Defect Report concerning: IEEE Std. 1003.1c-1995, ISO/IEC 9945-1:1990 AMD 2 - Threads
Clause: 3.1.1.2 and 3.3.1.3
PASC Interpretation Ref: pasc-1003.1c-37
Topic: pthread_atfork


This is an unapproved interpretation of PASC 1003.1c-1995, ISO/IEC 9945-1:1990 AMD 2 - Threads.

Use of the information contained in this unapproved document is at your own risk.

Last update: 30 March,1998


								1003.1c-95  #37

 _____________________________________________________________________________

	Interpretation Number:	XXXX
	Topic:               pthread_atfork
	Relevant Sections:   3.1.1.2 and 3.3.1.3

Interpretation Request: (Defect Report)
-----------------------


	Date: Mon, 07 Oct 1996 14:41:09 -0400
	From: Dave Butenhof (butenhof@zko.dec.com)

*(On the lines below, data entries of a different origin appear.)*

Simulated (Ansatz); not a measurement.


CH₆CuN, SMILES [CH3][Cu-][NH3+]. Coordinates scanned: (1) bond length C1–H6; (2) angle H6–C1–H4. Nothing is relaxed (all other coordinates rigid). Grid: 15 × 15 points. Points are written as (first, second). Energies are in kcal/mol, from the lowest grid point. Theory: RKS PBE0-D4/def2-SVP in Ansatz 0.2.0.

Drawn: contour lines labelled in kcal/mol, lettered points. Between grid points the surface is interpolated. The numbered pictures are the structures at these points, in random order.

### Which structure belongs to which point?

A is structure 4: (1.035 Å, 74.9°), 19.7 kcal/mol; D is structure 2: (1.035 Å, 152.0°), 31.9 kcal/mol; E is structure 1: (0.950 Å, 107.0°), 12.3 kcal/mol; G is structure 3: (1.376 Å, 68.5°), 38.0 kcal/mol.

2. Sections 3.1.1.2 and 3.3.1.3
   
   This is an interesting and potentially nasty inconsistency in the
   standard, which someone just pointed out to me as a result of
   reviewing the UNIX98 spec.

   Section 3.3.1.3 (Signal Actions), paragraph (3)(f), states that
   fork is async-signal safe. That is, it may be called from an
   asynchronous signal catching function. Very traditional, and more
   or less intentional. I also believe we didn't completely think
   through all the implications.
   
   1003.1c-1995 added pthread_atfork, which runs USER CODE as part of
   fork. The specific intent of atfork handlers is to protect mutexes
   and shared data across the fork. That means they are nearly useless
   unless they lock mutexes. Mutexes cannot be locked within a signal
   catching function. Therefore... either
   
   1) atfork handlers cannot be run when fork is called from a signal
      catching function, or,
   
   2) fork cannot be called from a signal catching function when there
      are atfork handlers. And, because atfork handlers can be used
      "anywhere", in independent libraries, this essentially means
      that fork cannot be called from a signal catching function.
   
   Note, further, that Section 3.1.1.2, paragraph (16), specifically
   states that when fork is called in a multithreaded process, "the
   child process may only execute async-signal safe operations until
   such time as one of the exec functions is called". This statement
   holds regardless of whether fork is called from an async signal
   catching function, rendering the entire concept of atfork handlers
   essentially useless (or at least, non-portable). Perhaps this is a
   good idea, and atfork handlers should be removed from the
   standard. Perhaps there should be a requirement in the standard
   that implementations shall provide POSIX and ANSI C functions that
   use atfork and/or equivalent mechanisms as necessary to insure that
   a child process can continue running its copy of the parent program
   instead of just exec-ing. Such a requirement, however, MUST exclude
   forks from async signal handlers, as the function of atfork
   handlers cannot be accomplished asynchronously.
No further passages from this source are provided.